Charles Mbire has interests in practically every lucrative business sector in Uganda and beyond from telecommunications, finance, energy, oil, real estate, agribusiness
, transport and logistics among others. Now Ugandan billionaire Charles Mbire has expanded his interests into cement manufacture, an equally lucrative venture.
According to Memoranda of Association and Articles of Association seen, Mbire, best known as the chairman MTN Uganda, the biggest telecommunications company in Uganda, is a partner in Kampala Cement Company Limited. The other partner is Rajinder Singh Baryan, chairman of Nairobi-based East African industrial conglomerate, Multiple Group.
Mbire was unavailable for comment but his office, which confirmed the partnership, declined to divulge details of Mbire’s stake in the project which sources describe as significant.
The company, which owns a $100m (sh340b) cement factory at Namataba, 30 km from Kampala, that opened last year, has been in the spot light with Members of Parliament questioning the source of their raw materials.

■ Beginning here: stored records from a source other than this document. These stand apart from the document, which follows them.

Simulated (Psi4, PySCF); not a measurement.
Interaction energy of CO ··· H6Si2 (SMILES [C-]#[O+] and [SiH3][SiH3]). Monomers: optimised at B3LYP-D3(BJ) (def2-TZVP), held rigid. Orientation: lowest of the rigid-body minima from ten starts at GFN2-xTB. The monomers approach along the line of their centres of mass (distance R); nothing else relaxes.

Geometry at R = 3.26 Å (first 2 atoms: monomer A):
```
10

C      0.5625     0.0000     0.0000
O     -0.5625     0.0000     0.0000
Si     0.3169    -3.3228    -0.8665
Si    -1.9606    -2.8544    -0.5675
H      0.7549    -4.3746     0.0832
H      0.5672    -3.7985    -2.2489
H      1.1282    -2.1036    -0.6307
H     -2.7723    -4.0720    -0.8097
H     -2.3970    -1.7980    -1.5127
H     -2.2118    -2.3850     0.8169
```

How big is Kampala Cement?
Victor Omino, production manager, said the company produces an estimated one million metric tonnes of cement annually and offers four brands – Nyati 32.5, Kifaru 42.5, Ndovu 42.5 and Supercrete 52.5.
Uganda has three major cement manufacturers with Tororo Cement Limited producing 1.8 million metric tonnes of cement annually and Hima Cement Limited with an estimated 850,000 million metric tonnes.
Already, Kampala Cement supplies cement to some of the biggest projects in Uganda the largest among which is the Karuma hydroelectricity dam which is being constructed by Sinohydro Corporation Limited and the Kampala Northern Project Project Phase II under Uganda National Roads Authority (UNRA) by Mota-Engil Engenharia E Construction Africa SA.
Who is Charles Mbire?
With a reported net worth of over $350m (sh1.2 trillion), Charles Mbire is widely believed to be the richest indigenous Ugandan.
Mbire is the largest individual shareholder in MTN Uganda’s operations with a 5% worth over $70m. The company, which President Yoweri Museveni named the top tax payer in Uganda at sh458b in May this year, is estimated at over $1.5b.
Forbes estimated his net worth at $200m (sh680b) in 2012, Mbire’s Bomi Holding Company owns a 15% stake in Rift Valley Railways (RVR) worth about $84.4m (sh287b).
The publication also reports that he owns a 36% stake in power company, Aggreko, worth about $40m (sh136b) and a $60m (sh204b) stake in oil and gas exploration company Rift Energy.
He also owns Nile Com, MTN’s second largest distributor of MTN airtime; Bay port services and has sizeable stakes in Eskom Uganda, Panalpina East Africa, Ecobank Uganda, Invesco Uganda Limited and a new port set to open in Mombasa soon.